Those recruits turned into the 2011 and 2012 classes,and the latter could be the final plateau in Miller's rebuilding process.

So yeah, the Wildcats don't even have the players who are part of that plateau on campus yet.

And thus, the reality of this year's team for Arizona is still dead-center in the rebuilding process. Williams is a piece of that in his current state of not even being on the team. His presence the last two years was, in fact, a ghostly misrepresentation that Miller had the Wildcats back to elite status in the realm of NCAA hoops. That's because until 2012, he's yet to compile a recruiting class that has panned out other than the first one.

And I'm not saying 2011 and 2012 won't pan out. In a game where experts say rebuilding takes around four years, it's taken Miller his fourth recruiting class to peak, and it could take that group a couple years to reach its potential.

These things take time.

An illusion has made us jump the gun.

Williams' impact made us believe Arizona was off to go 25 years without missing another NCAA tournament. In what was assumed to be a bad Pac-12, Arizona was supposed to romp through league play without Williams, without trouble. The 2011 class of four highly-touted players was supposed to make a huge impact. Hey, chances were that one of them would look like anything but a freshman.

Oh, how Derrick misrepresented luck.

And thus, reality was misrepresented as well.

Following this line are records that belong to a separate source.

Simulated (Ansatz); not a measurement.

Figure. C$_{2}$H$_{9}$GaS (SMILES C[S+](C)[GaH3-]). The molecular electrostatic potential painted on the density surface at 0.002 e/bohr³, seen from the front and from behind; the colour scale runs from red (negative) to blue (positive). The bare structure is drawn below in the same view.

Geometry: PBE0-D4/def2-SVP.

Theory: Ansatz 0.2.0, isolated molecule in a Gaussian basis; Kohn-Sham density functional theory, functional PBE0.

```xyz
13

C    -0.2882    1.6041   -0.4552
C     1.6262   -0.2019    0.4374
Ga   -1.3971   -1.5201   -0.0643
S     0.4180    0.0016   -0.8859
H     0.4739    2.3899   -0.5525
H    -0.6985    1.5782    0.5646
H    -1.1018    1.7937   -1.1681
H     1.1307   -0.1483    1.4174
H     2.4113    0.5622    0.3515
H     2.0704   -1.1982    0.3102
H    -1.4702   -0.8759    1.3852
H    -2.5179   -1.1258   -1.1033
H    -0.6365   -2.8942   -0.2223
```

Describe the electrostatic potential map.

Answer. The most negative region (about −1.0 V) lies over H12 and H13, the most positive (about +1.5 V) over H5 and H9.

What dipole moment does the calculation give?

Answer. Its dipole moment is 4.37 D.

Looking to the future, I'm not saying anyone should be disappointed in what Miller's done. Hype by way of recruiting services has a way of creating an illusion of how good a team should be as well.

This year's high expectations that haven't been met were because of that illusion. And it goes to show that winning consistently is so much harder without a little luck falling into a team's lap, even for a hard working coach like Sean Miller.